City Guide to Edinburgh, Scotland

City Guide to Edinburgh, Scotland

Scottish Chamber Orchestra: Britten 100:1, Queen's Hall, Review


By Barbara Bryan - Posted on 19 April 2013

4
Show Details
Venue: 
Queen's Hall
Company: 
Scottish Chamber Orchestra
Production: 
Richard Egarr (conductor)
Performers: 
Sarah Oates (guest leader), Peter Franks (trumpet), members of the Scottish Chamber Orchestra
Running time: 
100mins

The Queen’s Hall concert was devoted to Benjamin Britten to commemorate the 100th anniversary of his birth.

One of the most distinguished composers of the 20th century, Britten was heavily influenced by the seventeenth century Baroque composer Henry Purcell, and conductor Richard Egarr chose to feature work from both composers in this packed programme.

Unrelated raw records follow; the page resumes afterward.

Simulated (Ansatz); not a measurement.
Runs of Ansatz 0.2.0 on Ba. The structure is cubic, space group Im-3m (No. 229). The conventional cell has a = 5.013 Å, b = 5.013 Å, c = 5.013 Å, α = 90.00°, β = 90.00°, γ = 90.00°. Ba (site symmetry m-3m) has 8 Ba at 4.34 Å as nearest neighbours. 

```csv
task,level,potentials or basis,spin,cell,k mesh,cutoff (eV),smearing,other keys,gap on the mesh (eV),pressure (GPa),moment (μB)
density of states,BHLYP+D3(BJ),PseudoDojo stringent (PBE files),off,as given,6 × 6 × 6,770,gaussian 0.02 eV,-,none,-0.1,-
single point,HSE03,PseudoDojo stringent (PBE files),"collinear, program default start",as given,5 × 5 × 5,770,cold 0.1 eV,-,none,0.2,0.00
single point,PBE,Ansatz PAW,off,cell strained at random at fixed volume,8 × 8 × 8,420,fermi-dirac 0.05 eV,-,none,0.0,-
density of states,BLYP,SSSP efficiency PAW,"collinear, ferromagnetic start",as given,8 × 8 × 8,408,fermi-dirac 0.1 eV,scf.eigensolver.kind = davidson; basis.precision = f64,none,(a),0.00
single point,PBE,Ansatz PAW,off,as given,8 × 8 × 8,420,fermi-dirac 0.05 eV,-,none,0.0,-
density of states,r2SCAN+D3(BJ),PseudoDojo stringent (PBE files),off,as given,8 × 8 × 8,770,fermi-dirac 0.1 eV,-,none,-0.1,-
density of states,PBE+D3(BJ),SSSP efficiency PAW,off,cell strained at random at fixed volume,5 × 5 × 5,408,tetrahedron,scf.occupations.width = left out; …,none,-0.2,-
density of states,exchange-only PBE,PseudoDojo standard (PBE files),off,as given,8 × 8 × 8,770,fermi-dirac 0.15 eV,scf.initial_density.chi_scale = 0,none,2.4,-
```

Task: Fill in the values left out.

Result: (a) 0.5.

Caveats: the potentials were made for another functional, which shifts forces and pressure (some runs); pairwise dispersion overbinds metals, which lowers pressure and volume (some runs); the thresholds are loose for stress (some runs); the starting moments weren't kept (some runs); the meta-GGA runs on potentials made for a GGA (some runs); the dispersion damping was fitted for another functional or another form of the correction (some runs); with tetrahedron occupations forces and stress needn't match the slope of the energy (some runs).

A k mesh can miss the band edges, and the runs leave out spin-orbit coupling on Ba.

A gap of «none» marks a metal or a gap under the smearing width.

Juxtaposing Purcell with Britten, Egarr chose to start the concert with his ‘favourite bits’ from Purcell’s ‘Suite from King Arthur.’ The balance of the musicians was excellent, with the strings resonating perfectly around the hall. And in one of the extracts, with Egarr on the organ and Sarah Oates, the guest leader, and Peter Franks on trumpet, they performed a perfect duet.

The platform was rearranged for Britten’s Prelude and Fugue for Strings. The string players stood throughout and Sarah Oates played the solo hauntingly and with great feeling. A complex contrapuntal piece, it was flamboyantly conducted by Egarr.

A personable conductor, Egarr explained the history behind his musical arrangement of seventeenth century ‘catches.’ These were four part harmony rounds written by prominent musicians of the period, which – he assured the audience – had lewd lyrics. We, however, were only privy to a selection of the words recounted by Egarr. A playful interpretation, it was a delight to listen to.

Britten’s Opera Gloriana was first performed as part of Queen Elizabeth II coronation celebrations. Based on the relationship between Queen Elizabeth and the Earl of Essex, the Queen was reportedly unhappy with the interpretation and it was one of Britten’s few pieces to receive adverse criticism.

For this programme, Egarr chose ‘Courtly Dances from Gloriana’ which features the full complement of musicians with additional horns and tuba. Peter Franks played a marvellous trumpet solo at the beginning and in the final ‘catch’, Egarr devoted the interpretation to Purcell and Britten by featuring their favourite musical instrument, the viola.

One can readily see Purcell’s influence in Britten’s ‘A Hymn to the Virgin.’ This exquisite sacred piece of a cappella music for four parts was sung beautifully by the SCO chorus.

Arvo Part, the Estonian composer, wrote ‘Cantus in Memoriam Benjamin Britten’ in l977 to mourn the death of the composer the previous year. Written for string orchestra and bell the work begins with ponderous single bell chimes and is a simple, moving piece based on a descending A minor scale – a melancholy, mournful reminder of his loss.

Purcell was a royal composer and the programme concluded with his suitably grand anthem ‘My Heart is Inditing’ – composed for the coronation of James II in l685. It is the quintessence of English baroque music. The nuances in the choir were excellent and it was a wonderful, uplifting ending to this well thought out programme.

18 April at 7.30pm, Queen's Hall; Friday 19 April, City Halls, Glasgow at 7.30pm.